Plan everything how I want it and then tell him to shut it when he complains about something. You don't want to help, you don't get any opinions. lol I deal with the same thing too. I've grown to like it.
I just don't feel that a complete lack of interest is healthy. He may not care about centerpieces and color schemes, but a partner should be your partner in all things. Ask him what parts of the wedding he wants input on and let him know nothing is not an option. Ask him to contribute to those things like looking at venues or listening to a DJ. You may present options to him so he doesn't feel overwhelmed, but he should be able to offer an opinion. You should not have to plan everything alone.
My husband is super easy going & would have been happy with pizza & beer at our house after a courthouse wedding. So it really was way more planned by me. He did go on venue tours & catering tastings, then if I couldn't decide on something - an example is the two blues I was deciding between for bridesmaids dresses - I would show him 2-3 options and see what he likes best rather than asking general questions or not giving him options.

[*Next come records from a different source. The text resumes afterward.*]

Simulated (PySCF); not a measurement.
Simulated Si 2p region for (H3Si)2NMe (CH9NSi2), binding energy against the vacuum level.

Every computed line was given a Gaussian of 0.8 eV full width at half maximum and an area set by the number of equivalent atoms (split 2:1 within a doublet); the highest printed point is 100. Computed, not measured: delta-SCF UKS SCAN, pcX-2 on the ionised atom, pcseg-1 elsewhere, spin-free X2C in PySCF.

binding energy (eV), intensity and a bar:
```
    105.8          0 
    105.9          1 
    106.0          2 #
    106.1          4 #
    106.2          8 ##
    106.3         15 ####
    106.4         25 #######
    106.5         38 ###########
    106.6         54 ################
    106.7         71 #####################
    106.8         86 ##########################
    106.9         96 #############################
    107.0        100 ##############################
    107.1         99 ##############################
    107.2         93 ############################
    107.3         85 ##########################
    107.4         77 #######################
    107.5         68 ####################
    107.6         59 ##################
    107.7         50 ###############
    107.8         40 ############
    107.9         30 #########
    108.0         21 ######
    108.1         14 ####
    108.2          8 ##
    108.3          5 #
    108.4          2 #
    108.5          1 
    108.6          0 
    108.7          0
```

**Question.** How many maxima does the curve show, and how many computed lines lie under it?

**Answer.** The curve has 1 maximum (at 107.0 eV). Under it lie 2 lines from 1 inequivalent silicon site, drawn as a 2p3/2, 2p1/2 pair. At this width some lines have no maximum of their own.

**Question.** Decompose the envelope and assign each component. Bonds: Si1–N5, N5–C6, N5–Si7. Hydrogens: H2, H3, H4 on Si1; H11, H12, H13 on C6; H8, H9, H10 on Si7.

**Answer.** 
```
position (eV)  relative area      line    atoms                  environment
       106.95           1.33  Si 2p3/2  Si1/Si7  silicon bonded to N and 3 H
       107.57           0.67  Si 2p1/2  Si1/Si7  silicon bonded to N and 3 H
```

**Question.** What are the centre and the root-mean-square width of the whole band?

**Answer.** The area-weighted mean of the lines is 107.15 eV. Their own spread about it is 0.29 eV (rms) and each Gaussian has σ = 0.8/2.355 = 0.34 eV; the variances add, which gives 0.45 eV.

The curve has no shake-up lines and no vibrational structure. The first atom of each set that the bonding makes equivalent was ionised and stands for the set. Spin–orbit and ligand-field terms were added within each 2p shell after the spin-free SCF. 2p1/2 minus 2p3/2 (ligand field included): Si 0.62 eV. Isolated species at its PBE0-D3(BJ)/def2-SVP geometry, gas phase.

Mine is the same way lol. He says whatever you want is fine! However I still try to involve him, so for instance I looked up venues myself, narrowed down to a few, and then narrowed down to ones I actually wanted to visit. I visited our venue we picked with my mom and then took him back on a different date where we gave the deposit and set the date ☺️. He wanted to upgrade food and flower package so I let him have that one. Now I’m looking for a cake baker and I’m going to do the same, narrow down and then reach out to them and make appointments and we’ll go do tastings and ask any questions we may have. Good luck, trying to get these guys involved can be tricky but eventually he’ll understand he needs to help a bit too. 😊
I picked all of the venues were toured and I selected the photographer, videographer, florist, and DJ by myself. He said just to pick good ones. In order to get his opinion on other stuff I sent him options to choose from. Then he would select what he liked best. For songs, I sent him a list of songs I liked for each thing then he picked the ones he liked. The songs were easy because I love Taylor Swift and I told him every song was going to be a Taylor song if he didn't look at the list I sent him and he didn't want that so he looked at the list 😂
My FH is very analytically minded so I asked him to do the tasks that require excel lol. He handled organizing the guest list, meal choices, tables etc. His other biggest concern was with food so he took the reigns on that as well. He legitimately didnt care about any of the creative details and wanted me to love everything, so I ended up just making decisions and right before pulling the trigger would just asked if he hated it. I think its a matter of involving him with aspects he cares about/feels like he can actually be helpful with.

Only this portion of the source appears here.